First Nations Online Casino Launch Results in Legal Fight

Written By Janice Doughtrey

Former First Nations chief Bernard Shepherd is not afraid to take on the law.  In the early 1990s he opened the First Nations White Bear casino, which quickly was raided by the RCMP.  After lengthy negotiations with the Saskatchewan government and the Federation of Saskatchewan Indian Nations (FSIN), the 1995 Gaming Framework Agreement made it legal for First Nations to operate casinos on their lands.  Since that agreement, six First Nations casinos have been established throughout Saskatchewan.  Now Shepherd has decided to test the legal limits once again, this time by launching the Northern Bear online casino in White Bear.

However, history is repeating itself as the Saskatchewan government has referred the matter to the RCMP for investigation.  The province has not authorized the online casino, which is required under Canadian gaming law, but Shepherd argues there is a loophole to that law.  He says because the casino operates through servers on the British Virgin Islands with the support of the GEObet online gaming network, he and First Nations communities are within their legal rights.

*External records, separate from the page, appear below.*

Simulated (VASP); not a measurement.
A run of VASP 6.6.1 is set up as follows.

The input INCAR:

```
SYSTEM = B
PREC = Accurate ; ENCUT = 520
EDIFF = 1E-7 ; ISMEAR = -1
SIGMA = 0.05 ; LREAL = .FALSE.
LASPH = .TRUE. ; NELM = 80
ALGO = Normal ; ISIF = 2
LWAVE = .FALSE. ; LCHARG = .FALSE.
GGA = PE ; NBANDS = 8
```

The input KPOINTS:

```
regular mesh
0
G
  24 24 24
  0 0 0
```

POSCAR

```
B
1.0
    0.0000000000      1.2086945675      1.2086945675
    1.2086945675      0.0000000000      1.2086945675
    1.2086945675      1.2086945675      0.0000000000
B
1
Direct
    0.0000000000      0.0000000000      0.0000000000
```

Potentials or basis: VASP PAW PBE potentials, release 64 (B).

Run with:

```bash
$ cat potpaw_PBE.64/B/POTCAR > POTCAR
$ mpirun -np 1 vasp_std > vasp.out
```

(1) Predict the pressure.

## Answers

Shepherd says he is fighting for the rights and prosperity of First Nations communities.  He argues that because online gambling has become such a profitable and popular industry over the last few years, casinos on First Nations lands have been losing money.  As a result, he believes it is time for First Nations to become a part of this industry.

The provincial courts say the matter is very serious and very divisive.  But Don Morgan, spokesperson for Justice Minister Gord Wyant, says the province of Saskatchewan plans to control and regulate gambling.

“It’s problematic for the government to see an operation that’s not operated in that framework, so we’ll have to look very carefully.”

However, the province has ruled against any provincially regulated online gambling sites, arguing there will be increased problem gambling cases if approval is granted.  This refusal to get involved will further complicate First Nations moving forward with online gaming domains.